The Undiscovered Country
Life is hard. So the human race invented escapism. Thus, the game. A construct which combines the best of many mediums. And video games in particular provide us with all sorts of goodness. We can immerse ourselves, 2 senses deep. Decades have gone into the how of this interactivity. It's nine-trillion colors of shiny and sounds so pretty. If you believe the people who told us we'd have rocket belts and flying cars, the ultimate interface will be brain-to-machine - hands off, senses plugged in. They're wrong. And I'm still waiting for my rocket-belt.
And so I present the secret ingredient that seems to elude video game developers. It's not controllers or inputs or joysticks or gloves or guitars. It's not force feedback, vibration, or sensorama.
Stuff -- things you hold in your hands and feel and interact with for their own sake. Stuff is important in every kind of gaming other than video games. People care how their golf clubs feel, whether it makes them better golfers or not. Pool players adorn their cue-sticks. Board gamers will wax poetic about the "bits" in their favorite game, and there's a whole subculture of folks who collect Chess sets and Go boards just because they are beautiful things -- every chess board is functionally identical, yet there are thousands of variations. Meatspace game designers really, really get this. Even folks like Hasbro, the most mainstream of mainstream game companies, clearly agonizes about making their games feel good. Go pick up a copy of Heroscape: you can entertain yourself for hours with the pieces without cracking the rule book.
Prove this to yourself. Go grab a deck of cards. Shuffle it. Deal a game of solitaire. Flick a card across the room. It feels good doesn't it? Grab some dice and shake them in your hand. You've been conditioned to associate certain memories, certain activities, with just that feeling of roiling plastic. I keep a big D20 sitting right in front of my computer. When I get writer's block, I just toss it around in my hand. Something about the act of holding that die triggers creative neural pathways in my brain.
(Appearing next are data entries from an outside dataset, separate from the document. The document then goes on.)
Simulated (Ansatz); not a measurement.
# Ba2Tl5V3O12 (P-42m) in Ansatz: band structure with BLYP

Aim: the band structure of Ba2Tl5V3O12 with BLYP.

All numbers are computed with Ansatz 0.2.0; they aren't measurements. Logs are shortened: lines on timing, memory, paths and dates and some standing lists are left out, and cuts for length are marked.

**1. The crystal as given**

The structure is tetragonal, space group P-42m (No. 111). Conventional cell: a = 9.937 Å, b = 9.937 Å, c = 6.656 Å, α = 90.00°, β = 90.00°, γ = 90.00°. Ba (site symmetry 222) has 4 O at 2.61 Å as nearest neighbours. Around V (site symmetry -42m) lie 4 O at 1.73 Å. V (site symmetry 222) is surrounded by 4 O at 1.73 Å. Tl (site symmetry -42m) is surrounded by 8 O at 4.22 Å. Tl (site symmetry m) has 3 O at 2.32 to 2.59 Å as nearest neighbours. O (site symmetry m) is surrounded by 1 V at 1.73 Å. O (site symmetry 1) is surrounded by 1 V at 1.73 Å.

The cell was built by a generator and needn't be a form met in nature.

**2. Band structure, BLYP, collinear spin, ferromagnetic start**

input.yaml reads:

When I walk into the bookstore, what book attracts my 6 year old daughter? The one with the frog on a string. Sure, it's a marketing trick, but she still reads the book. In fact, she reads the book with the little frog on a string more than it deserves (it's not that good, the frog doesn't even sing). She does this because she can hold the frog. Even without reading the book, she still enjoys holding the frog. It sparks her imagination. By comparison, if you walked in and saw me fondling my Razer Diamondback mouse or my DualShock, you'd fear for my sanity.
Our little corner of the world seems oblivious. Let me be clear, I'm not talking about cloth maps and gold coins. These Zork-era throwaway chotchkies still abound in the bizarre phenomena of "collectors editions," all the cheap black T-shirts, malfunctioning headsets and printed maps you'll never need. And as cool as the Guitar Hero controllers, light guns, teledildonic remotes and DDR pads are, I'm not talking about building a better joystick.
I'm talking about real interaction between the virtual world and the real world. I'm talking about a true hybrid game. I want a real interaction between Stuff I have in the real world, and what goes on in the virtual world.
I've only played one game recently that even comes close to bridging this gap between a virtual game and a physical game -- Hasbro's Clue DVD. Hasbro took an existing, understood, and beloved board game, and improved on it in a dozen ways that enhance the experience, adding cut scenes, graphics, soundtrack, and new game play elements and bring the level immersion far deeper than a board game ever can. In a word, it's brilliant.
To be fair, our industry has tried. Majestic, a short lived but groundbreaking "Alternative Reality Game," attempted to break the barrier between its world and mine by sending me emails, faxes and phone calls. But in the end, it wasn't actually that good a game, and it was more a gimmick than a real innovation. Perplex City comes close, integrating a collectible card game and an online scoring and clue system to tell a story. But fundamentally it's just solving puzzles (some impossible for mere mortals) and keeping score, and the puzzles are only available if you buy an endless stream of cards.
But even there, why should truly innovative game design be ceded to a card game company and the pathetic interactivity afforded by an industry standard DVD player or a web browser? Why are we relying on the old guard to get hip, when the hip could be leading the charge?
I demand a new game. I know you're smart, you famous-game-designer-people, much smarter than I am. Make me a game where there is something on my desk that is real, tangible, and interesting, and have it really matter in the game. I don't really care what it is: a deck of cards, a novella in which clues can be deciphered in and out of the game world, a small board game with little plastic meeples that I use to solve Myst-like puzzles. Give me a Kit Williams-meets-Perplex City game that requires neither a Ph.D. nor a never ending collectible card game investment. Give me the hybrid.
Dance monkey, Dance!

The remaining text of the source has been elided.